Other less obvious factors may be playing a part, said Daniel Fasulo, managing director of Real Capital Analytics, like investors’ unwillingness to have Uncle Sam peering over their shoulder if they borrow his money.

“Many master of the universe types don’t like government dictating terms for them,” he said.

Plus, other investors, particularly those with some kind of banking arm, may have already indirectly received bailout funds through the Troubled Asset Relief Program, or TARP, the similarly omnibus legislation that also passed last fall but was geared toward banks. In that case, those investors may be able to weather the storm for a while without getting rid of troubled CMBS.

In addition, under TALF rules, only AAA-rated assets may be purchased with borrowed government money, and that high rating may have to be reevaluated if the buildings behind those assets have since deteriorated in value, Fasulo explained.

Who could benefit from TALF in the New York real estate world?

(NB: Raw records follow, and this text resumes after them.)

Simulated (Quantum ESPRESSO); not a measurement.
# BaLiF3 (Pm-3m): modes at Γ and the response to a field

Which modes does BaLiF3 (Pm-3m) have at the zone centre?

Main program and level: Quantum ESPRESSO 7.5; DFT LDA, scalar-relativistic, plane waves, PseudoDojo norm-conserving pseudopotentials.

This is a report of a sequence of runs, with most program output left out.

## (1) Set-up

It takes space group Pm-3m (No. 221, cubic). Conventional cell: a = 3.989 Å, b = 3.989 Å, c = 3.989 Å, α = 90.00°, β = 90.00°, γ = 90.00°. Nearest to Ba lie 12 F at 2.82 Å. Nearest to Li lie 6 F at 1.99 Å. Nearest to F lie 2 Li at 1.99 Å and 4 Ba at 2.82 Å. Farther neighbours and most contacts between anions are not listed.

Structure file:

Many large commercial property owners, experts say, like SL Green Realty, the Durst Organization and Jack Resnick and Sons, though none would comment.

Still, some are looking ahead to July, when older CMBS loans — that is, those packaged before 2009 — can be unloaded with TALF money, too. However, general economic conditions might have to improve before widespread interest in CMBS fully kicks in.

“There is a wait-and-see attitude, no matter what asset class you are dealing with,” CBRE’s Lawrence said.